Let’s make sure your wedding photographer will still be around next year
Here’s an article shared with us a few years ago, that appears to have been lost during the Australian Bridal Industry Association (ABIA) website update. It was titled, “The Professional Wedding Business”, and I’d want my friend to read it, if they were planning a wedding a year or so in advance….
Since the establishment of ABIA in 1997, out of the 35,508 wedding suppliers rated by ABIA brides, 21,628 have either gone broke, ceased servicing weddings or disappeared off ABIA‘s Radar. The simple reason for such a high attrition rate is; anyone can enter the wedding marketplace irrespective of their knowledge, experience, expertise or reputation.
In most wedding categories suppliers don’t need a degree, certification, accreditation or a licence (Marriage Celebrants excepted) to legitimise their expertise and experience in designing a dream wedding.
Considering that a wedding day is a one off event which cannot be repeated should something go wrong, selecting the most reliable, professional and trustworthy vendors to design and deliver the brides perfect day is paramount to the success of any wedding.
Opinion: Of course I’m heavily biased towards the photography and video studio that I’ve spent over a decade building from passion, hard work, perhaps a few tears even, a constant desire to learn, and a fairly decent financial investment. Along with having a physical shop front in the Adelaide CBD (plus our Production office in the Adelaide Hills), Bliss Images has been around long enough to demonstrate we’re not fly-by-night newbies. Yet we’re still fresh enough to be from the generation that loves to keep evolving to stay relevant.

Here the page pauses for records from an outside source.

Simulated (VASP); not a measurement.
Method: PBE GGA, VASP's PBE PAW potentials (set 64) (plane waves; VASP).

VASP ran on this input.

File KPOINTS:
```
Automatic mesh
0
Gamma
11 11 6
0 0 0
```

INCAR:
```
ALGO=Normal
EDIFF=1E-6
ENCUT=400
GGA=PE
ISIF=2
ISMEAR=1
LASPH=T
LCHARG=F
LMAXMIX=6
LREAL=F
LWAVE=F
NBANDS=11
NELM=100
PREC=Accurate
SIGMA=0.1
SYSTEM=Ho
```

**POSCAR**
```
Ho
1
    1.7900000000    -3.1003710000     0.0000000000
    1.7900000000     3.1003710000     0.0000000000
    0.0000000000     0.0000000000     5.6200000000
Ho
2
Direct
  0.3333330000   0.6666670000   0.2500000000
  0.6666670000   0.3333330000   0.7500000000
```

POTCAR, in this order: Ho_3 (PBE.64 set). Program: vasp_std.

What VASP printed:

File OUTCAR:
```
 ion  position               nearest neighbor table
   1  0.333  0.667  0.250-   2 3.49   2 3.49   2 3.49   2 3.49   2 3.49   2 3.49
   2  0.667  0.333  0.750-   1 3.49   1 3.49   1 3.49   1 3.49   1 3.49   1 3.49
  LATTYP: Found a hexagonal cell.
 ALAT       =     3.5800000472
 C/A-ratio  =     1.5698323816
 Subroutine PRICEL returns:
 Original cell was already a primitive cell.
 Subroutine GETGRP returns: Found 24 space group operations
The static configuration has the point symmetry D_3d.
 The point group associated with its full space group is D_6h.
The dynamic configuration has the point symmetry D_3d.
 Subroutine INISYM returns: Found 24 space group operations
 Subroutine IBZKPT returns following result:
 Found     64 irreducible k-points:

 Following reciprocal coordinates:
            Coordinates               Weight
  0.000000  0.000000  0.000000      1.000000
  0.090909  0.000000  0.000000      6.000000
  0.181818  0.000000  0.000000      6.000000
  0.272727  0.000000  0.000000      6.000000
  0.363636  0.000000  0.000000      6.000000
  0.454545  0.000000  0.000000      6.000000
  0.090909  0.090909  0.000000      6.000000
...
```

We’re not the only studio that fits this balance of criteria either, there are plenty of wedding photographers in Adelaide with talent, experience, and are keeping up with contemporary styles, or better still, developing their own. I can already hear the newbie photographers out there asking “how do I get a break if everyone was to only book experienced photographers?” Do what nearly every great photographer before you has done, and serve an apprenticeship under someone who truly understands equipment, the art of capturing light, business, and most importantly, people. Watch a 100 times or more how the process works, gain some experience, and then go it alone if you’re confident. It’s a little crazy to think that the new norm is to buy a camera, practice taking photos of your kids, put up a website, then declare you’re a professional photographer.